Tools to Capture and Convert the Web

Extracting data from PDF documents

Scraping data from the content of PDF documents is not as flexible as doing so from HTML documents however there are still a number of ways this can be achieved using GrabzIt's Web Scraper. First to scrape PDF content you use the PDF functions rather than the Page functions but otherwise the functions work in generally the same way.

A filter for a PDF document is much simpler than that for a HTML document first of all you must specify what type of content you want to extract: links, images or text.

//Extract images
PDF.getValue({"type":"image"});
//Extract links
PDF.getValue({"type":"link"});
//Extract text
PDF.getValue({"type":"text"});

For links and images you can restrict what image or link is returned by specifying its position.

PDF.getValue({"type":"image","position":"2"});

Gets the second image in a document. For text, images and links you can further restrict the data returned by specifying a page number.

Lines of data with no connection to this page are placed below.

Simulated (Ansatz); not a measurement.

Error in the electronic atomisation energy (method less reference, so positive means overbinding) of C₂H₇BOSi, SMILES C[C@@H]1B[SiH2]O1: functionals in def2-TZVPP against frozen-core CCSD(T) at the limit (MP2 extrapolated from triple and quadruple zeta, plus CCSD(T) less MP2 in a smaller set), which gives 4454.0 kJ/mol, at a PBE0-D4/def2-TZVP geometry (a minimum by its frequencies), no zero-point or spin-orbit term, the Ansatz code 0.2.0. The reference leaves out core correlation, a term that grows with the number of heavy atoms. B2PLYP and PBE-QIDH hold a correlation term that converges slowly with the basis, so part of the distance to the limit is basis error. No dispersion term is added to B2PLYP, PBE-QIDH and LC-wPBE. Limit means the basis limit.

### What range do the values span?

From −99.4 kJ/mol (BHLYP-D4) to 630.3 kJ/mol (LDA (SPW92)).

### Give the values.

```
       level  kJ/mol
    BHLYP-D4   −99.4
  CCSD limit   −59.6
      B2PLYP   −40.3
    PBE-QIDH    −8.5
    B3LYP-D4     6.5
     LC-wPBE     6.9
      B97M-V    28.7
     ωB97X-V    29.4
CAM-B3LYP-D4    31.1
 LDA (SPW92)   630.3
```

PDF.getValue({"type":"image","position":"2","page":"5"});

This will return the second image from the fifth page. Text comes with the added option of line number, however text does not support position.

PDF.getValue({"type":"text","page":"5","line":"10"});

This gets the tenth line of text from the fifth page. Other than these filter option differences scraping data from PDF documents works in a very similar way to scraping data from HTML documents, however because you can not be as specific as to what you extract with a PDF filter you may need to specify a pattern to extract the correct information from the text.